ATTACH 'dbname=postgresscanner' AS postgres_db (TYPE POSTGRES);
CALL postgres_execute('postgres_db', 'CREATE TABLE my_table (i INTEGER)');
Warning This function is only available on DuckDB v0.10.1+, using the latest Postgres extension. To upgrade your extension, run
FORCE INSTALL postgres;
.
Settings
The extension exposes the following configuration parameters.
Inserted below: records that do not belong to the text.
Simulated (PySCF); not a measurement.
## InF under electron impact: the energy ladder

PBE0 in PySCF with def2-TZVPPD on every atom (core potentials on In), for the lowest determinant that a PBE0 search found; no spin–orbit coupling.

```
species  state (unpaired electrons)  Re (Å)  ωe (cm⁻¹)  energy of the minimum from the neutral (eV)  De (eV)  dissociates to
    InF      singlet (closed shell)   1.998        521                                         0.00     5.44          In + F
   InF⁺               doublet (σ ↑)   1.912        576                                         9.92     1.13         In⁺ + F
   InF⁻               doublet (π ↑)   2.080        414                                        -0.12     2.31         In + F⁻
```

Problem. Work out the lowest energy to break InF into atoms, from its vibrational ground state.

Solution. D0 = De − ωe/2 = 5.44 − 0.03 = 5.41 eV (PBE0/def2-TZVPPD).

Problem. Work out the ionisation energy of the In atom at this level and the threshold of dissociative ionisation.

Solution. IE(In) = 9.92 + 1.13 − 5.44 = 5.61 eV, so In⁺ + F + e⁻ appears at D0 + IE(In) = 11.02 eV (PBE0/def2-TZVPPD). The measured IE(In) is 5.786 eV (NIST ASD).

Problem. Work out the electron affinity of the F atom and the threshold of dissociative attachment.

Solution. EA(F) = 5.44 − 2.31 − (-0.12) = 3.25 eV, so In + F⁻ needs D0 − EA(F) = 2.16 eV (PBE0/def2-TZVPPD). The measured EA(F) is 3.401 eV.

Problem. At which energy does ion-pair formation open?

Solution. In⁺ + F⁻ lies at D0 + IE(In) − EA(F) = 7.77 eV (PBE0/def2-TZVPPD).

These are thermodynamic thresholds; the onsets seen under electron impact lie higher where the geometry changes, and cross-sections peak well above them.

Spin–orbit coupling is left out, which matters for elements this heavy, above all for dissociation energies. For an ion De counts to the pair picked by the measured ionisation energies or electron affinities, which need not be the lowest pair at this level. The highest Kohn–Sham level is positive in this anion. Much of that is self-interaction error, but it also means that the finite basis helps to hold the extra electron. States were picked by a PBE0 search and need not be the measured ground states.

Name | Description | Default |
---|---|---|
pg_debug_show_queries |
DEBUG SETTING: print all queries sent to Postgres to stdout | false |
pg_connection_cache |
Whether or not to use the connection cache | true |
pg_experimental_filter_pushdown |
Whether or not to use filter pushdown (currently experimental) | false |
pg_array_as_varchar |
Read Postgres arrays as varchar - enables reading mixed dimensional arrays | false |
pg_connection_limit |
The maximum amount of concurrent Postgres connections | 64 |
pg_pages_per_task |
The amount of pages per task | 1000 |
pg_use_binary_copy |
Whether or not to use BINARY copy to read data | true |
Schema Cache
To avoid having to continuously fetch schema data from Postgres, DuckDB keeps schema information – such as the names of tables, their columns, etc. – cached. If changes are made to the schema through a different connection to the Postgres instance, such as new columns being added to a table, the cached schema information might be outdated. In this case, the function pg_clear_cache
can be executed to clear the internal caches.
CALL pg_clear_cache();
Deprecated The old
postgres_attach
function is deprecated. It is recommended to switch over to the newATTACH
syntax.